In today's Los Angeles Times, human rights professor, Ian Buruma, stipulates that Europe's far right revival should not be confused with Nazism because its practitioners use nonviolent, democratic means to foster their goals. I do not really agree with his assessment. It may not yet be official, in-your-face Nazism, but it sure smells like something is festering; and it won't be content until it does its worst. There is a history all over the world where certain political groups use democratic means to foster undemocratic ideals and policies, and once they get in power, violence often follows. I do not trust groups who go on the march to gain power for themselves while demanding others be stripped of theirs. It is one thing to demand to be integrated into the system. It's another to demand others be disenfranchised from it.

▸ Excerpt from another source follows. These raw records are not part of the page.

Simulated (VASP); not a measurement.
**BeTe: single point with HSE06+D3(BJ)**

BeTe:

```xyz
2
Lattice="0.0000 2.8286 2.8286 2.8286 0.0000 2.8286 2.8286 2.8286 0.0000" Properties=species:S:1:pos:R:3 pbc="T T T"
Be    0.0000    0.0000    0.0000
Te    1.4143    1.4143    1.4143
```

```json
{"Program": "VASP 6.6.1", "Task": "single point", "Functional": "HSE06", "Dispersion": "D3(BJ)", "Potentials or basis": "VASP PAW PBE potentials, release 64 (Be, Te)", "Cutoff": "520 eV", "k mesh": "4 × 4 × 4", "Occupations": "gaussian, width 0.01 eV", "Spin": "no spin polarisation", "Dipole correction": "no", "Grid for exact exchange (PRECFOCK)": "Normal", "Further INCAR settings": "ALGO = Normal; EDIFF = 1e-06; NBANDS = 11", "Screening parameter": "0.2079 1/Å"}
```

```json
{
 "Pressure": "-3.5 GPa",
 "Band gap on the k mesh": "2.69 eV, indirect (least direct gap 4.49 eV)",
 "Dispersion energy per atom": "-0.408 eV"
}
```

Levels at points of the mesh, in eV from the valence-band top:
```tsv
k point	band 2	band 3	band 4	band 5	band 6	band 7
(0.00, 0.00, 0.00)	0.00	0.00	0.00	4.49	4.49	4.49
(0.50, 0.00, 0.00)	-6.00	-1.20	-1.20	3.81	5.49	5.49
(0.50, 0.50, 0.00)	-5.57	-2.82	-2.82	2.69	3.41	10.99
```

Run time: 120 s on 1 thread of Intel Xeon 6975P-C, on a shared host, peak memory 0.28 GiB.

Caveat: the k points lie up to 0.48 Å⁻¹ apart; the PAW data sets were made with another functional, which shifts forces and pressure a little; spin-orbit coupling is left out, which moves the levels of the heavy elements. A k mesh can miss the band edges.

All that said, I do think Buruma makes a good point that political elitism is a catalyst for social angst. And, although he doesn't say it outright, he basically stipulates that political correctness that does not come in accordance with viable social policies creates backlash and a variety of social problems.
Basically, this is one solid way to create hate, but that is exactly what it is.
From today's LA Times:
Opinion
Europe's far-right revival isn't Nazism
Much of the support for the right-wing parties springs from a resentment of long-ruling political elites.
By Ian Buruma
October 3, 2008
Two far-right parties, the Austrian Freedom Party and the Movement for Austria's Future, managed to win 29% of the vote in Sunday's general elections in Austria. This is double what they got in the elections of 2006.
Both parties share the same attitudes toward immigrants, especially Muslims, and the European Union: a mixture of fear and loathing. Because the leaders of the two parties, Heinz-Christian Strache and Jorg Haider, can't stand each other, there is little chance of a far-right coalition actually taking power.
Nonetheless, this is Adolf Hitler's native land, where Jews were once forced to scrub the streets of Vienna with toothbrushes before being deported and killed, so the result is disturbing. The question is: How disturbing?
Twenty-nine percent is about 15% more than populist right-wing parties usually get even in very good (for them) years in other European countries. Strache, leader of the Freedom Party, wants the government to create a new ministry to manage the deportation of immigrants. Muslims are openly disparaged by leaders of both parties. Haider once praised the employment practices of Hitler's Third Reich. Inevitably, the new rightists bring back memories of storm troopers and race laws.
Yet to see the rise of the Austrian right as a revival of Nazism would be a mistake. For one thing, neither party is advocating violence, even if some of their rhetoric might inspire it. For another, it seems to me that voters backing these far-right parties may be motivated less by ideology than by anxieties and resentments that are felt in many European countries, including ones with no Nazi tradition, such as the Netherlands and Denmark.
In Denmark, the hard-right Danish People's Party is the third-largest party in the country, with 25 parliamentary seats. Dutch populists such as Rita Verdonk, or Geert Wilders, who is driven by a paranoid fear of "Islamization," are putting the traditional political elites -- a combination of liberals, social democrats and Christian democrats -- under severe pressure.
And this is precisely the point. The biggest resentment among supporters of the right-wing parties in Europe these days is reserved not so much for immigrants as for political elites that, in the opinion of many, have been governing for too long in cozy coalitions, which appear to exist chiefly to protect vested interests.